# Should I play Metal Gear NES or the MSX one?



## matpower (May 4, 2014)

Well, I am playing the NES version right now because of Nostalgia™, but everyone knows the MSX version is better, canon and it actually have a Metal Gear , so should I put Nostalgia aside and play the better and the real version of Metal Gear?
Also I will play Snake's Revenge later, so it makes me stick with the NES version atm.


----------



## Foxi4 (May 4, 2014)

Definitely start with the MSX version, it's the superior out of the two. The NES version of Metal Gear... doesn't even have the Metal Gear in it.


----------



## Prans (May 4, 2014)

Definitely play the MSX versio. If you're a die-hard Metal Gear fan, you'd care about what Hideo Kojima had to say when interviewed:



> _I had absolutely no participation in the development of the NES version. The NES version was a pitiful title developed cheaply and simply by a small team in Tokyo. That was during the bubble economy where anything and everything that was released would sell. I came across the game in a bargain bin and tried play it, but the game design is pretty bad. There is some gameplay that includes infiltrating a base that didn't exist in the original. However, even I, the developer of the original game, was unable to infiltrate the base even once._
> 
> _Furthermore, beingMetal Gear, it goes without saying that Metal Gear should make an appearance at the end. However, from what I've heard, due to the technically difficulties in displaying the sprite on the screen, they swapped Metal Gear out for a gigantic monitor. That made me see that whoever created the game had no sliver of appreciation for the players. However, even thought it was an abomination, it was during the bubble economy and it sold millions overseas. That title has only soiled my reputation._


----------



## matpower (May 4, 2014)

Prans said:


> Definitely play the MSX versio. If you're a die-hard Metal Gear fan, you'd care about what Hideo Kojima had to say when interviewed:


I know that, however, Nostalgia made me play the NES version again. 
Since I never played the MSX version I decided to ask here, I would play the MSX later but after playing the NES version for a while, even with my nostalgia feel, I noticed it sucks and I decided to come here and ask the fellow tempers for some tips.


----------



## Foxi4 (May 4, 2014)

matpower said:


> I know that, however, Nostalgia made me play the NES version again.
> Since I never played the MSX version I decided to ask here, I would play the MSX later but after playing the NES version for a while, even with my nostalgia feel, I noticed it sucks and I decided to come here and ask the fellow tempers for some tips.
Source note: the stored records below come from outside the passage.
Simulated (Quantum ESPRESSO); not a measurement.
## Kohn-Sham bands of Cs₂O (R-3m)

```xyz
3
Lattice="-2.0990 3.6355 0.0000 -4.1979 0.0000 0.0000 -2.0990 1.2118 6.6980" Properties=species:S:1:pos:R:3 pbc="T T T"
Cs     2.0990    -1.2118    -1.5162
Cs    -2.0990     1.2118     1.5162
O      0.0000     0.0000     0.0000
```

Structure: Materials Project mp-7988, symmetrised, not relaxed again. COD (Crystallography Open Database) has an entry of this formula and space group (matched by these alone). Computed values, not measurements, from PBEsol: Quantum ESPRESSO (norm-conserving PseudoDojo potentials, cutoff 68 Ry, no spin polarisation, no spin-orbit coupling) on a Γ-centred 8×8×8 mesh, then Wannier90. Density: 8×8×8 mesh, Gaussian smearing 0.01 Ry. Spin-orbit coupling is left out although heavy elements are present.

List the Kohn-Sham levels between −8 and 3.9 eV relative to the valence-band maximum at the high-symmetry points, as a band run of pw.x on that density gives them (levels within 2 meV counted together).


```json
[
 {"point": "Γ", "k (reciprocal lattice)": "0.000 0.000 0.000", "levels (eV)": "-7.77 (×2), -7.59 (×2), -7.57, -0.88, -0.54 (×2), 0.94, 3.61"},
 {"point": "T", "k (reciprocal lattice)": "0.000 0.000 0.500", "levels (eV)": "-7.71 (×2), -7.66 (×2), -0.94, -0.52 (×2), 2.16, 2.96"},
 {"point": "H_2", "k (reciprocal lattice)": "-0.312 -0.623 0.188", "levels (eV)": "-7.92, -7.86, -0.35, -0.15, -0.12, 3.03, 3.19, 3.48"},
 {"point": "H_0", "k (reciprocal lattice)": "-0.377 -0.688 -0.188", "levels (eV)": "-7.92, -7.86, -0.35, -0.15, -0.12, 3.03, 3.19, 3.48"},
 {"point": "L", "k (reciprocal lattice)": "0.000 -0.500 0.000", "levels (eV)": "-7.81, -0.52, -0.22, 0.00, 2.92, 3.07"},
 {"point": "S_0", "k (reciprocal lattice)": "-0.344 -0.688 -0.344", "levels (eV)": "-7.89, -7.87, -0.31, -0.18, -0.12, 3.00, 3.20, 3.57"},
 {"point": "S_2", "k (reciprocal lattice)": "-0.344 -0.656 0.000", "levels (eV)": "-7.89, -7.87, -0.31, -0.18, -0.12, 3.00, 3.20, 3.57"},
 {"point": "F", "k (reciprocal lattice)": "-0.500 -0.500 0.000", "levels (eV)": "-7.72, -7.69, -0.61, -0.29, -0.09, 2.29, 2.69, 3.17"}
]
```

It's essentially like asking whether you should play Skyrim on a console or on a beefy gaming PC, except in the retro context. The MSX blows the NES out of the water, it's a home computer not a console and it shows its superiority on every corner. If you'd like the true Metal Gear experience, go for the MSX version.


----------



## Prans (May 4, 2014)

matpower said:


> I know that, however, Nostalgia made me play the NES version again.
> Since I never played the MSX version I decided to ask here, I would play the MSX later but after playing the NES version for a while, even with my nostalgia feel, I noticed it sucks and I decided to come here and ask the fellow tempers for some tips.


 
I tried the NES version first too and realised that it was nowhere close to being a real Metal Gear game. Trust me, the MSX version is much better and you also have the 'Metal Gear feel'!


----------



## goober (May 4, 2014)

I'd play both. Since the NES one is so different it's kind of a unique experience in its own way anyway. But definitely play the MSX version.

Honestly, I found it amazing how much it really felt like Metal Gear even on the MSX.


----------



## GHANMI (May 4, 2014)

Someone was working on restoring the NES game to be more like the MSX one (palettes, even the metal gear) but then he dropped it altogether and/or went MIA.
Probably a shame, but however, I hear MGS3 included the MSX version in some editions, and fully translated to boot.


----------



## matpower (May 4, 2014)

goober said:


> I'd play both. Since the NES one is so different it's kind of a unique experience in its own way anyway. But definitely play the MSX version.
> 
> Honestly, I found it amazing how much it really felt like Metal Gear even on the MSX.


It is Metal Gear, it has to feel like Metal Gear. 
Well, I think I am going to play the MSX version for now, I want to re-play every Metal Gear game before playing MGSV-TPP


----------



## emigre (May 4, 2014)

MSX.

The NES gaem is just utter tripe.


----------



## Helpful Corn (May 4, 2014)

check out medal of honor: infiltrator for gba too


----------



## XDel (May 5, 2014)

ALWAYS play MSX, then to see what you didn't miss, play the NES version.


----------



## DaFixer (May 5, 2014)

The MSX2 version's Metal Gear 1 and Metal Gear 2 are the best one's.
Metal Gear 2 is 100% translated and have great SCC sound.


----------



## Subtle Demise (May 5, 2014)

GHANMI said:


> Someone was working on restoring the NES game to be more like the MSX one (palettes, even the metal gear) but then he dropped it altogether and/or went MIA.
> Probably a shame, but however, I hear MGS3 included the MSX version in some editions, and fully translated to boot.


It's on the subsistence version and the HD collection, along with metal gear 2


----------



## Subtle Demise (May 5, 2014)

matpower said:


> It is Metal Gear, it has to feel like Metal Gear.
> Well, I think I am going to play the MSX version for now, I want to re-play every Metal Gear game before playing MGSV-TPP


If you want to play them in canonical order, it's mgs3, portable ops, peace walker, ground zeroes, metal gear, metal gear 2, metal gear solid, mgs2, mgs4, and revengeance


----------